My Grandpa was one of many people past and present who was drawn away from the community he cared about in pursuit of his livelihood. Glen Urquhart was where he was born, where he met my Grannie and where he spent his ‘retirement’. He loved it so dearly that he wrote two books about it (‘Glen Urquhart - Its Places, People, Neighbours And Its Shinty In The Last 100 Years And More’, ‘A Bridge to the Past: An Oral History of Families of Upper GlenUrquhart’), and maintained lifelong links with the community, particularly through the sport of shinty. All his life he played, cheered and coached for Glen Urquhart Shinty Club, where his own grandfather Alexander MacDonald, ‘Ali Ban’ had been a founding member. He also contributed to the Highland sport by establishing the Shinty Yearbook and spending a decade as a Camanachd Association VP, leaving me certain he valued rural communities and was determined to help keep them thriving.
Despite all this however, my Grandpa spent the majority of his life working in the city. After school, he switched crofting for agricultural studies at the University of Aberdeen. He remained there for four decades until he was a Professor of Animal Science and Husbandry with particular research interest in animal welfare – it was only after his retirement that he was able to return to the Glen permanently. My Grannie experienced similar displacement in reverse as a child, her father’s work for the Forestry Commission taking her from Ross-shire to the West Coast and back again, eventually arriving in Glen Urquhart as a teen where her father took up a post at Balnain.

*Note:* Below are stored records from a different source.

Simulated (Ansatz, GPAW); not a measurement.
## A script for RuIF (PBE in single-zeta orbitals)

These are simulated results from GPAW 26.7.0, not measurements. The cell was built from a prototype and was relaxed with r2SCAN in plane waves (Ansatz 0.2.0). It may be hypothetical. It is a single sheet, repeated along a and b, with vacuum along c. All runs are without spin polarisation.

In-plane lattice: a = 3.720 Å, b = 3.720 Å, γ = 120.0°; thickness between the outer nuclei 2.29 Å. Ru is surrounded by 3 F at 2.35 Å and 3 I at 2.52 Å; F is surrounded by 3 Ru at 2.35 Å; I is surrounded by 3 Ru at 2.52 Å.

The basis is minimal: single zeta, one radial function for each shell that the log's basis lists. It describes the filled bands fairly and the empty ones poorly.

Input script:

Before this summer I knew parts of these stories, but spending time back in Glen Urquhart has reconnected me with so much more of the past than I knew before. Growing up in a small city with only my immediate family, it has been lovely to reunite with a whole community of people I have something in common with. My grandpa’s sister for example, welcomed me back warmly and proceeded to quadbike me around their hilltop farm. Along the way she pointed out her and her husband’s own ‘rewilding’ efforts in the form of painstakingly planted trees in sheltered areas, the benefits to nature their only incentive.
That brings me back to the job. Bunloit’s purpose of ‘Nature Recovery and Community Prosperity through Rewilding’ is to my mind a very good one, one which should benefit us all. Working at Bunloit I can see first-hand the benefits to nature. Community benefits may take a little while to filter through, but already there have been science classes for the local school, provision of tours for local groups, and facilitation of work experience for local young people, so it seems to me as if things are on track. As the team grows, more people are also benefiting from direct employment. I value my job at Bunloit not only for the meaningful happenings of the day to day, but because of the overall lifestyle which it has for the past summer allowed me to lead. I have begun to reintegrate into a community I have always wanted to be more a part of, and care deeply about making the project work for the people who surround it. I have faith that the project will do that in time and am constantly appreciative of the opportunity to be involved in it. I only wish my grandparents were around to see it too.